The plaintiff seeks by this action to recover compensation for personal injuries sustained by him by reason of the derailment of a railroad motor car, on which he was riding in the course of his employment by the defendant, as a result of the negligence of a fellow employee. These facts, as of the time of the injury to the plaintiff, were agreed at the trial: the defendant was a common carrier for hire of freight and passengers operating tracks in Maine, New Hampshire, Vermont and New York, as well as in Massachusetts, and was conducting both interstate and intrastate commerce of considerable magnitude, and was not a subscriber under the workmen’s compensation act of this Commonwealth, G. L. c. 152; the plaintiff was engaged in intrastate and not in interstate commerce; there was no evidence to support a finding that the injury to the plaintiff was due to any contractual assumption of risk on his part, or that he was not in the exercise of due care. The ruling of the trial judge that there was no evidence of negligence of the defendant as distinguished from negligence of its servants or agents is not now challenged. The trial judge also found that the injury to the plaintiff was caused by the negligence of a fellow servant, and made a finding for the plaintiff.
The defendant contends that the workmen’s compensation act (hereafter called the act) is not applicable to a railroad engaged in both intrastate and interstate commerce, and that hence the defence that the injury to the plaintiff was caused by a fellow servant is open to it notwithstanding the provision of G. L. c. 152, §§ 66, 67, to the effect that such defence, with exceptions not here material, is denied to an uninsured employer. Bernabeo v. Kaulback, 226 Mass. 128. *420McGonigle v. O’Neill, 240 Mass. 262, 263. It was assumed that the act was so applicable for the purposes of the decision in Ashton v. Boston & Maine Railroad, 222 Mass. 65, 69, Henshaw v. Boston & Maine Railroad, 222 Mass. 459, 461, and Lyford v. Boston & Maine Railroad, 227 Mass. 10, and the contrary assumption was made in Hix v. New York Central & Hudson River Railroad, 230 Mass. 309, 312. The question was expressly left open in Cox’s Case, 225 Mass. 220, 223, has never been and -must now be decided.

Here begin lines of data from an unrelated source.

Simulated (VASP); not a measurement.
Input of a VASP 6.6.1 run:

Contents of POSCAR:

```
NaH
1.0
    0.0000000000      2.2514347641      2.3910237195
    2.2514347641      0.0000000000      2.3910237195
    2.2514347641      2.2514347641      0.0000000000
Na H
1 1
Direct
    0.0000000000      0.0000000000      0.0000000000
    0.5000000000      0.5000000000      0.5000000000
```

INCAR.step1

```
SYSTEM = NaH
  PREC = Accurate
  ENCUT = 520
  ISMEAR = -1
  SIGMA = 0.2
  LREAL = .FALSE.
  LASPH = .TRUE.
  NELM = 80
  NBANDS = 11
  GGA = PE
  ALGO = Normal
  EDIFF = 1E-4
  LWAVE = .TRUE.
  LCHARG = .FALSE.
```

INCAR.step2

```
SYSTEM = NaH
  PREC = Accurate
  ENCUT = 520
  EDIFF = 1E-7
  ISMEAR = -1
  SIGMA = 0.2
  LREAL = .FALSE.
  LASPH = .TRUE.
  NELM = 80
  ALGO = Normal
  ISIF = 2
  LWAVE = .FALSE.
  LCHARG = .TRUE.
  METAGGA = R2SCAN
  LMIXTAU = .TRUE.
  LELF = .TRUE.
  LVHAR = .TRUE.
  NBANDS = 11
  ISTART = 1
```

At the outset it is to be observed as the basis of this opinion that the act is in no way applicable to the interstate commerce' of the defendant or its employees while engaged in that commerce. It was said in Seaboard Air Line v. Horton, 233 U. S. 492, at 501: “it is settled that since Congress, by the act of 1908, took possession of the field of the employer’s liability to employes in interstate transportation by rail, all state laws upon the subject are superseded. Second Employers’ Liability Cases, 223 U. S. 1, 55.” That statement applies also to all State laws thereafter enacted; they are void in their application to the subject of interstate commerce, no matter how phrased.
The relevant provisions of the workmen’s compensation act are these sections of G. L. c. 152: § 1. “Thefollowing words as used in this chapter shall, unless a different meaning is plainly required by the context or specifically prescribed, have the following meanings: ... (4) ‘Employee’, every person in the service of another under any contract of hire, express or implied, oral or written, except masters of and seamen on vessels engaged in interstate or foreign commerce, and except one whose employment is not in the usual course of the trade, business, profession or occupation of his employer . . . .” §66. “In an action to recover damages for personal injury sustained by an employee in the course of his employment, or for death resulting from personal injury so sustained, it shall not be a defence —■ 1. That the employee was negligent; 2. That the injury was caused by the negligence of a fellow employee; 3. That the employee had assumed the risk of the injury.” § 67. “The preceding section shall not apply to actions to recover. damages for *421personal injuries sustained by domestic servants and farm laborers, nor to actions for such injuries received by employees of an insured person.” It is provided by § 68 that the employers’ liability act, both in respect to personal injuries, G. L. c. 153, and death, G. L. c. 229, §§ 4, 7, 8, 9, 10, shall not apply to the employees of an insured person. The act as originally enacted in St. 1911, c. 751, Part V, § 2, the Part correspondingoto said § 1 (4), contained, as one of the limitations on the wide sweep of “Employee” as defined, the words, and “except one whose employment is but casual.” Oaynor’s Case, 217 Mass. 86. Those words were stricken from the section by St. 1914, c. 708, § 13. That original section did not contain among the limitations upon the definition of “employee” the words, “except masters of and seamen on vessels engaged in interstate or foreign commerce”; they were added by St. 1913, c. 568, § 1.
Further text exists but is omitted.